Gateley Legal: Is compulsory mediation in trust and probate disputes about to increase?

A recent ruling in the Court of Appeal could make the use of alternative dispute resolution methods more widespread, particularly in trust and probate disputes. James Seed, a legal director at Gateley Legal, explains what this could mean for financial advisers and their clients.

A form of alternative (i.e. non-court-based) dispute resolution, mediation has been around in England and Wales since the early 1990s. It involves parties working with an intermediary to find a solution to a dispute, without involving the courts.

Its use is also increasing, both in commercial disputes and contentious trust and probate disputes, as it avoids the lengthy, expensive, and sometimes emotionally straining process of legal proceedings.

The success rate of mediation is also high. According to a survey by the Family Mediation Council, 70 per cent of mediations are successful, with parties negotiating and agreeing terms that are acceptable to everyone.

Encouraged or required?

The benefits of mediation, both for the courts and for the parties involved, have meant its use is frequently encouraged.

Standard court forms and questionnaires that parties must complete when seeking a timetable to trial, for example, often explicitly provide for parties to request a one month stay (or pause) where attempted negotiation, or another form of alternative dispute resolution, is desired.

The courts can also give directions to stay proceedings so that parties can explore a possible settlement outside of the courtroom.

Participation in mediation, however, has historically been voluntary, and depends on the agreement of both sides. This has been a barrier to its more widespread adoption, particularly as the courts have often been unwilling to compel mediation during proceedings.

This unwillingness stems from a ruling made in 2004 by Lord Justice Dyson in the case of Halsey v Milton Keynes General NHS Trust. According to Lord Justice Dyson: “To oblige truly unwilling parties to refer their disputes to mediation would be to impose an unacceptable obstruction on their right of access to the court.”

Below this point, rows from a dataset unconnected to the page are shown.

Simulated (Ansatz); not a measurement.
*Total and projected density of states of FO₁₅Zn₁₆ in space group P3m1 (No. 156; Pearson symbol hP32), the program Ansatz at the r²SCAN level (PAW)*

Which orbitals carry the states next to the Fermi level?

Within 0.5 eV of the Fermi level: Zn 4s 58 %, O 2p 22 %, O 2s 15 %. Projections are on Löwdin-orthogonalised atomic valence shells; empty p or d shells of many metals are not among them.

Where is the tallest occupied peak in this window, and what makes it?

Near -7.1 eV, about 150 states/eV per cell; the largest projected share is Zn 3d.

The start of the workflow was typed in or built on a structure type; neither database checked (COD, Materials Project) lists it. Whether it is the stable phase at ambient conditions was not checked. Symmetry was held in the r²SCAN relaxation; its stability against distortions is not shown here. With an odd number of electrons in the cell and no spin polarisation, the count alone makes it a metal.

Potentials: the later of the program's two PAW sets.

Unwilling parties, particularly those with strong claims, have also been able to ‘dig their heels in’ and insist on fighting to trial, safe in the knowledge that the usual costs order in favour of

the winner of the litigation is rarely reversed to punish a successful party for rejecting alternative dispute resolution at an earlier stage.

Mediation at the court’s discretion

This could be about to change, however. On 29 November 2023, a much-anticipated decision was made in the Court of Appeal regarding the case of Churchill v Merthyr Tydfil County Borough Council.

This concerned whether the court should use its discretion to order a stay in litigation proceedings and require the claimant to follow the defendant’s alternative dispute resolution procedure first.

As part of this judgment, the Court clarified several points concerning mediation and active case management at an early stage of litigation, including whether Lord Justice Dyson’s comments in Halsey bound judges to refrain from ordering parties to engage in alternative dispute resolution.

According to the Court of Appeal, judges do have the power, and discretion, to order parties to engage in a non-court-based dispute resolution process, albeit without impairing a party’s right to a fair trial within a reasonable time under Article 6 of the European Convention on Human Rights (EHRC). Orders must also be proportionate to achieving the legitimate aim of settling a dispute fairly, quickly, and at reasonable cost.

As such, the courts need to exercise their discretion based on specific facts of the case, such as urgency of resolution, the reasonableness of any delay, and the costs involved. According to the Court of Appeal, there are no fixed principles on which the court must decide these matters, leaving such a decision to a judge’s wide discretion.

Good news for IFAs

Following the Churchill decision, it’s safe to assume that the use of stays for compulsory mediation is likely to increase.

For financial advisers and their clients, particularly those facing issues and disputes relating to contentious trust and probate, this may help to avoid the financial ‘black hole’ that litigation is perceived to be.

More parties involved in disputes may now be given the opportunity to settle their differences outside of court by a formal, tried and tested process such as mediation, an attractive option to add to the otherwise stark choice between costly legal proceedings or simply throwing in the towel.

Based on mediation’s already high success rates, this may lead to an increase in the number of early settlements, while making it harder for stubborn, intransigent parties to resist invitations to alternative dispute resolution, and thus ramp up costs.

Financial advisers whose clients are facing contentious trust and probate disputes should, therefore, seek early strategic advice from private wealth litigators – ideally, those that specialise in both litigation and mediation. In doing so, financial advisers can be sure that they, and their clients, get the best possible result from a dispute, whether it is resolved in a courtroom, or outside of one.